Over seven years later, Mirai attacks and DNS attacks are still incredibly common. In 2023, DNS attacks were the second most common attack type — with a 33% share of all DDoS attacks (4.6 million attacks). Attacks launched by Mirai-variant botnets were the fifth most common type of network-layer DDoS attack, accounting for 3% of all network-layer DDoS attacks.

Diagram of a DNS query flood attack

What are sophisticated DNS-based DDoS attacks?

DNS-based DDoS attacks can be easier to mitigate when there is a recurring pattern in each query. This is what’s called the “attack fingerprint”. Fingerprint-based mitigation systems can identify those patterns and then deploy a mitigation rule that surgically filters the attack traffic without impacting legitimate traffic.

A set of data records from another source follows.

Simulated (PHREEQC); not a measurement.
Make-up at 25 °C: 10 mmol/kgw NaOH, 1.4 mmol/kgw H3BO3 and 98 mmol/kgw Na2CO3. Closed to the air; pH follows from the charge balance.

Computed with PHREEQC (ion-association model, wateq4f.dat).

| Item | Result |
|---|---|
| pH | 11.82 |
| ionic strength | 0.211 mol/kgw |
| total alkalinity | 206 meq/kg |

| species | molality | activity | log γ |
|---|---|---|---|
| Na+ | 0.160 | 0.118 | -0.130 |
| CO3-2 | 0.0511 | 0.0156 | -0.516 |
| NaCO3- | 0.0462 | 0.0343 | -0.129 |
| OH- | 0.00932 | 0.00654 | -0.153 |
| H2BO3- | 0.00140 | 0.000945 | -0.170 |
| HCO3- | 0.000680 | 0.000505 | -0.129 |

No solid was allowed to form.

For example, let’s take a scenario where an attacker sends a flood of DNS queries to their target. In this example, the attacker only randomized the source IP address. All other query fields remained consistent. The mitigation system detected the pattern (source port is 1024 and the queried domain is example.com) and will generate an ephemeral mitigation rule to filter those queries.

A simplified diagram of the attack fingerprinting concept

However, there are DNS-based DDoS attacks that are much more sophisticated and randomized, lacking an apparent attack pattern. Without a consistent pattern to lock on to, it becomes virtually impossible to mitigate the attack using a fingerprint-based mitigation system. Moreover, even if an attack pattern is detected in a highly randomized attack, the pattern would probably be so generic that it would mistakenly mitigate legitimate user traffic and/or not catch the entire attack.

In this example, the attacker also randomized the queried domain in their DNS query flood attack. Simultaneously, a legitimate client (or server) is also querying example.com. They were assigned a random port number which happened to be 1024. The mitigation system detected a pattern (source port is 1024 and the queried domain is example.com) that caught only the part of the attack that matched the fingerprint. The mitigation system missed the part of the attack that queried other hostnames. Lastly, the mitigation system mistakenly caught legitimate traffic that happened to appear similar to the attack traffic.

A simplified diagram of a randomized DNS flood attack

This is just one very simple example of how fingerprinting can fail in stopping randomized DDoS attacks. This challenge is amplified when attackers “launder” their attack traffic through reputable public DNS resolvers (a DNS resolver, also known as a recursive DNS server, is a type of DNS server that is responsible for tracking down the IP address of a website from various other DNS servers). This is known as a DNS laundering attack.

Diagram of the DNS resolution process

During a DNS laundering attack, the attacker queries subdomains of a real domain that is managed by the victim’s authoritative DNS server. The prefix that defines the subdomain is randomized and is never used more than once. Due to the randomization element, recursive DNS servers will never have a cached response and will need to forward the query to the victim’s authoritative DNS server. The authoritative DNS server is then bombarded by so many queries until it cannot serve legitimate queries or even crashes altogether.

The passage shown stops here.